Heuristic: Fake Handlers - ParticipaPY/politic-bots GitHub Wiki

Heuristic that allows identifying user names that contain a random string of numbers and letters or that are similar to user names used by public figures, for example @maritoabdo (true) --- current president of Paraguay---, @marioabdojunior (fake).

Implementation

Verification of similarity of one account with others

A set consisting of trustworthy accounts was created based on the number of followers of the account or if this account is verified. With this set defined and saved in the BD, the algorithm proceeds to evaluate the similarity of the account that we wish to analyze with all the trustworthy accounts. If the account belongs to the set of trustworthy accounts, the degree of similarity with any other will no longer be analyzed. If it is not, it will proceed to verify if the analyzed account is a derivative of a reliable account but with the suffix "junior" or "jr", in that case the probability that it is a false account will increase. If the above cases are not applied, we proceed to compare the analyzed account ---screen_name and name--- with the trustworthy accounts using the bigram algorithm.

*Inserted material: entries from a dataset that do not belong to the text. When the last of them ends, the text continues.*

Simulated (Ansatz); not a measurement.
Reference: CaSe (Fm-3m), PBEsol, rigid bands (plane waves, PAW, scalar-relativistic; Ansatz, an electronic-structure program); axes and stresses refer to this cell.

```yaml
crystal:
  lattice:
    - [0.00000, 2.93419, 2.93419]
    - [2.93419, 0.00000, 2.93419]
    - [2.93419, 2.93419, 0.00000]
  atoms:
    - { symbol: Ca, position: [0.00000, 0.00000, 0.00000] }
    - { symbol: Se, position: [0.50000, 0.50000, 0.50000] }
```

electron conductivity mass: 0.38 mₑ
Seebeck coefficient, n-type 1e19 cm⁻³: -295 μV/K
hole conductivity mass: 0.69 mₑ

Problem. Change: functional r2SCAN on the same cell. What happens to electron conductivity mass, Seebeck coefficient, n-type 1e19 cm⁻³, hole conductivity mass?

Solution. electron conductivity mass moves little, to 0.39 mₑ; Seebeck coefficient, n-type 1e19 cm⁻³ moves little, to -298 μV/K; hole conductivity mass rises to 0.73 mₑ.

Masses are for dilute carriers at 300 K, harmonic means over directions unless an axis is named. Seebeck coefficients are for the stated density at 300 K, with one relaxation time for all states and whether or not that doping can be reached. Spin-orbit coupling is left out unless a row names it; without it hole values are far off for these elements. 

Verification of the user's name looking for random strings of numbers or letters
Verification of random numerical strings in an account

The numbers that have the screen_name of the account that is analyzed are extracted. If the account has many strings of numbers in the name, it is considered that the account may be false. Then look for possible "meanings" of such numbers as for example: year of creation of the account or possible date of birth --- in different formats ---.

Verification of the consonant-vowel relationship

The number of vowels and consonants of screen_name and name is counted, and it is estimated that if the number of consonants is more than three times the vowels, the word probably does not make sense and maybe are random letters.

Verification of quantity of strings of letters

The screen_name and name are separated into strings only consisting of letters, if you have more than one string there are numbers or symbols in between could be a random name.